I have written a utility that I call clustering out of existing MLIR API calls. I admit the naming may not be the best. The API is as follows:
unsigned Cluster(std::set<Operation > &ops,
cluster_op instruction, / Enum indicating what type the clustering operation is */
The aim of the above function is to take a set of operations (usually a subgraph) present within a block, create a new OP (cluster op) within the block, that has a region and blocks within it, and then move the operations into the new OP.
While moving the ops into the new OP, we also need to re-connect ops that used to connect to the moving ops, correctly as to maintain the connectivity of the IR.
I have the above implemented and working in a number of places in our compiler. I feel I may be missing some terminology here, but is there a inbuilt mechanism within the MLIR core that can perform the above, without me having to write the above implementation ? It feels to me like this could be generic functionality. If not do we see this as useful functionality we could generalise and add to MLIR ?
I think creating a new region op that encloses a range of existing ops is a common pattern. In addition to what Nicolas mentioned, inlineRegionBefore is another utility that can be used to move ops across regions but it falls a bit short for more generic cases and it’s part of the pattern-rewrite infra. Having a more generic and flexible utility would be super useful!
I haven’t thought too much about the implementation of such a utility yet but in my use case I’m trying to go from something like:
What you describe in the example above, is exactly the kind of functionality I have implemented.
I am more than happy to share the implementation, but I need a couple of days to try and clean out some dependencies I have that would prevent from making it generic, and able to compile outside our out of tree project.

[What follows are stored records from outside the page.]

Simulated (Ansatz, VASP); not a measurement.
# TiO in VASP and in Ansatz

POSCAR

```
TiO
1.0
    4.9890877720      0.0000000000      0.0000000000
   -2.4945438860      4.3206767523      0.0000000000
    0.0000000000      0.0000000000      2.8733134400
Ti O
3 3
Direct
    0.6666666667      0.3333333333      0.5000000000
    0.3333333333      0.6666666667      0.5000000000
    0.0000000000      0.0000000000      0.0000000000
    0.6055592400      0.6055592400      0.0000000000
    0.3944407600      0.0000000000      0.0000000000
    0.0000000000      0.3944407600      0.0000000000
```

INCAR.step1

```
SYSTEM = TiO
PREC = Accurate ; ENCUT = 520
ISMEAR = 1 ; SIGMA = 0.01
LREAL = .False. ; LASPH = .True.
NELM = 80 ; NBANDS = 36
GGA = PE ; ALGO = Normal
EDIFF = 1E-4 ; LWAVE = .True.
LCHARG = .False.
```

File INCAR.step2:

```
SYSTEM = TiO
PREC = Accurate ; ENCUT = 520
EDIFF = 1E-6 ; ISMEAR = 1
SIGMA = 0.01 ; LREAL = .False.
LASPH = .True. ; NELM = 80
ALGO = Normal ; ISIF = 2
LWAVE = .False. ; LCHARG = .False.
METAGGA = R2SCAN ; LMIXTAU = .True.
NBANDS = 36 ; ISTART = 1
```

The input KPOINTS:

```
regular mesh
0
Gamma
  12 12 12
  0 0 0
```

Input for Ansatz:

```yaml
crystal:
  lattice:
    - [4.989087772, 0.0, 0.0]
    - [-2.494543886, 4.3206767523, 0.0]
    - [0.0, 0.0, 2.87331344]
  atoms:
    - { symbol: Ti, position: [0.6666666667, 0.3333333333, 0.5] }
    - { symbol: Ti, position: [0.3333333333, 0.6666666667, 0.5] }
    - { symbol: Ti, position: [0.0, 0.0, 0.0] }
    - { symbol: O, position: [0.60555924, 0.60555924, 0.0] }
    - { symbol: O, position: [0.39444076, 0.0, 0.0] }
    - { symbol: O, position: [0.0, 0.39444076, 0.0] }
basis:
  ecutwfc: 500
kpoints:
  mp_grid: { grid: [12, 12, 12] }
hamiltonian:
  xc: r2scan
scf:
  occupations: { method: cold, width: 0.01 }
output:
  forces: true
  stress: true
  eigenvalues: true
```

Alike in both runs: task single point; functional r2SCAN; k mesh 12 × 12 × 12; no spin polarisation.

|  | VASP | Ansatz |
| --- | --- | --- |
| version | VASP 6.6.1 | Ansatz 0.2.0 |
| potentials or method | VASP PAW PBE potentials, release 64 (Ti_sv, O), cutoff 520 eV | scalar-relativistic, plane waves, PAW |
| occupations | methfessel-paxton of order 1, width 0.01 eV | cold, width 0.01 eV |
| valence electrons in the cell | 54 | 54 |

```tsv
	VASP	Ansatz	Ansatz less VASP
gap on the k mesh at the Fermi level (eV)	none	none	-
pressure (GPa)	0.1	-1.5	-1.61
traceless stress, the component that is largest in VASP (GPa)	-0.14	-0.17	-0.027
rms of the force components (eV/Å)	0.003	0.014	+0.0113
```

I will try to post a patch around the middle of next week.
Related to this, I was fighting the rewriter today as there is no RAUW equivalent.
In my particular case, I was moving a region into another but I was left with some RAUW needs: a value defined outside both ops needed to be replaced by a BBArg of the new op.
As a consequence I had to do a post-processing that explicitly clones with bvm and had fun tracking the self-use that I needed to filter out.
If one of you also has a non-cloning, non BBArgs-replacing RAUW for RewritePattern, I’d be happy to review to plug this hole.
Are the ops contiguous in the block? (This goes towards Nicolas’s suggestion, but I wasn’t sure if that is the case). And is it required that all ops are top most in block? (could one, instead of passing in, use the parent block of head op?) [I’d probably use a predicate function rather than std::set to allow different sets to be used and different clustering approaches, such as clustering based on attribute without populating a set]
@aardeb, just for your reference, I implemented something quickly off-tree to unblock my work here. You can take a look at moveOperationsBefore, getDefsWithExternalUses and the code around their invocations to better understand my use case. Hopefully that helps!
The std::vector<Operation *> &ops do not need to be a linear range but need to be topologically sorted and form a connected subgraph
llvm::iplist::iterator insertClusterOp, is the position in the block where the new op (where the ops will be moved) is inserted into the block.
The code I have is a bit convoluted but works. Happy to receive feedback on how to improve it.
@dcabelle/@jschuhmacher looking through your code it seems that a lot of the complexity in my code may be because I do not assume a linear range of ops and take subgraph, since you code seems to get away with trying to find the external op connections and such. I may also be re-implementing some MLIR internal code leading to a more complex solution.
Thanks for sharing your use cases and implementations! I’m trying to build a bit more expertise on my use case before providing any feedback but my first impression is that I don’t think we can have a single utility that creates the new region op and move all the target operations into the new region, all in one shot. I think that decomposing the transformation into 2 or 3 utilities would make the implementation simpler and more composable.
I’m also wondering why your implementations clone the set of operations to be moved into the new region. Would it be possible to just move them without cloning them? It was possible at least in my use case and I think that would be more efficient since the number of operations to move could be pretty large.
The reason I am cloning is that I can take a arbitrary subgraph of operations to move from the IR and not necessarily a linear range of ops. As we move the operations we need to remap the operands for the ops to respect the connections that come from ops that also move and any connections that after clustering will come in through the block arguments. At the time of writing that code I could not come up with a way to move the operations while reconnecting the operands (in one single step), so cloning seemed the only option. I agree that it may be expensive, so maybe a move and reconfigure operands is needed here. Maybe we can do that as a two stage process, or add the functionality to do it in a single step.
We’re cloning for similar reasons. Also, sometimes an operation from the source region might need to be replicated into multiple destination regions; this we could also achieve with some pre-processing though.